Having scored only five Premier League goals all season and coming up against a Leicester team that has scored almost as many as they have conceded, it looked like the perfect opportunity for Arsenal to finally get their collective hands off the handbrake and really have a go at a team. Leicester, this season, have been been exciting to watch, particularly with the mercurial Mahrez cutting in from the right onto his left foot with goals and assists. Arsene Wenger acknowledged this in his pre-game press conference, even praising the Leicester coach Ranieri for laying the foundations for an ultimately successful Chelsea team before he left in 2004. This praise attracted the ire of present coach Jose Mourinho, who should be probably more worried about playing against Newcastle United at St. James Park, a stadium he had never won before today.
The game itself, delivered as advertised with end to end action; both teams having good chances in the first few minutes of the first half. Leicester had the first real chance, Jamie Vardy striking the foot of the post with Petr Cech rooted to the spot then Alexis Sanchez had a shot cleared off the line with the goalkeeper well beaten.
The two protagonists would eventually play a key role in the destination of the match points, Alexis breaking his season duck and scoring a fantastic hat trick. The first, he almost couldn’t miss; the excellent Theo Walcott made a darting run to the near post attracting the attention of the defenders after a Hector Bellerin cross from the right. The ball broke to an unmarked Sanchez who prodded the ball home.

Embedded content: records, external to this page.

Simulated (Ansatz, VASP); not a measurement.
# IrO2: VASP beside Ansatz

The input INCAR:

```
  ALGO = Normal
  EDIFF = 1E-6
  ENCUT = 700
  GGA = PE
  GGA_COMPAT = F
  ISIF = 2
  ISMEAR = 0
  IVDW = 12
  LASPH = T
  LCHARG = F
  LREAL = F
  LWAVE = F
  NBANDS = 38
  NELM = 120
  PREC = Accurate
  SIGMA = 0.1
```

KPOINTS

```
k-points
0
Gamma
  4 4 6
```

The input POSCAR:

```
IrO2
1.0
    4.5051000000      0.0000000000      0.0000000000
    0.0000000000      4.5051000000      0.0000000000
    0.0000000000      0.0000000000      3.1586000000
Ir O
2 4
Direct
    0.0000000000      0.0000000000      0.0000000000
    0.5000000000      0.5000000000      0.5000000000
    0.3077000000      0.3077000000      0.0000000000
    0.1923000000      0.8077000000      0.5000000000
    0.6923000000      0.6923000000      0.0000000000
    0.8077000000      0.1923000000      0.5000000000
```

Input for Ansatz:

It was important that Arsenal got back into the game as soon as possible after Vardy curled the first goal past Cech in the first half. And got back they did in quick measure, Walcott running onto a delightful through pass from Santi Cazorla, running past the last defender and slotting the ball off the post past the onrushing keeper. The longer game went on, the more it seemed like Walcott was beginning to get a hand pf what it means to play centre forward for the Arsenal. It was refreshing to see the diminutive striker backing into defenders, holding up the ball and laying off the ball to others. Wenger might be on to something there.
But the undoubted star of the show was the Chilean; his third goal was reminiscent of his goal against Aston Villa in the FA Cup final, pushing the ball forward past a defender and rifling a wicked shot past a hapless keeper. And if the third goal was all about the power behind his foot, his second was surely about the leap Sanchez can generate from those well built thighs of his. When Mesut Özil got the ball on the right at the edge of the Leicester box, for a second it looked like the Arsenal attack had come to an end. Then the German produced a scooped ball over the opposition backline and there was Sanchez, leaping like a salmon over Kasper Schmiechel to put Arsenal in the lead for the first time in the match.
Despite Vardy scoring a second goal, there was no comeback this time for Leicester. There was even time for Olivier Giroud to miss a gilt-edged chance and then score the fifth for Arsenal.
With top of the table Manchester United (yeah, i laughed at that too), up next in the Premier League, it was perhaps the best time for the team to re-discover their scoring touch and start converting some of the numerous chances they have been creating every match.
Leicester were the only unbeaten team at the start of today’s game and can take a lot of credit from their performance but Arsenal well and truly deserved the victory and all three points courtesy of their magical Chilean.